Meet Baumhart Scholar Jennifer Hodges
By Jaycie Weathers, Student Reporter
Jennifer is the Director of Whole Child Fund with KIPP Chicago. She brings together educators, families, policymakers, and community members to strategize around improving the holistic development of KIPP students, educators, and families. Outside of work, Jennifer shares her passion for art by educating youth about the fundamentals of acrylic painting and mixed media art. She also serves on the Phillip Murray Language Academy Local School Council and is a board member for Big Shoulders Fund, Calm Classroom, and Black Creativity Council.
Baumhart Center: What drew you to the Baumhart Scholars program? What are you hoping to accomplish throughout your MBA experience?

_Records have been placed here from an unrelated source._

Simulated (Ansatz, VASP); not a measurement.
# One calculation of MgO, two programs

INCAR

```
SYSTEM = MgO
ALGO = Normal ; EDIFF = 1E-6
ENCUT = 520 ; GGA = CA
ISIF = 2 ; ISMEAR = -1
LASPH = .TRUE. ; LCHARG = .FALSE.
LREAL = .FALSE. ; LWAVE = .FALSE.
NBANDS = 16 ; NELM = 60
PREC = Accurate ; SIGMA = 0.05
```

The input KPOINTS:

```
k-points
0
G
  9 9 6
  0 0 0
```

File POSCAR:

JH: I chose Loyola’s Baumhart MBA because of the intentional integration of business principles and purpose driven leadership. I have navigated my personal life and career with purpose and creativity. I identified ways to learn business skills and mission driven skills by straddling two sectors (corporate and nonprofit). I was a finance major who painted, and wrote poetry in my spare time, who volunteered with nonprofits and helped identify strategies that would generate revenue. I felt like I was operating in two opposing worlds in most of my career. I was thrilled to learn about the Baumhart MBA program, because it offered the kind of education that is authentic to me and nurtures the necessary business skills with consciousness and purpose. They are not mutually exclusive now that the economic environment requires synergy in business and purpose.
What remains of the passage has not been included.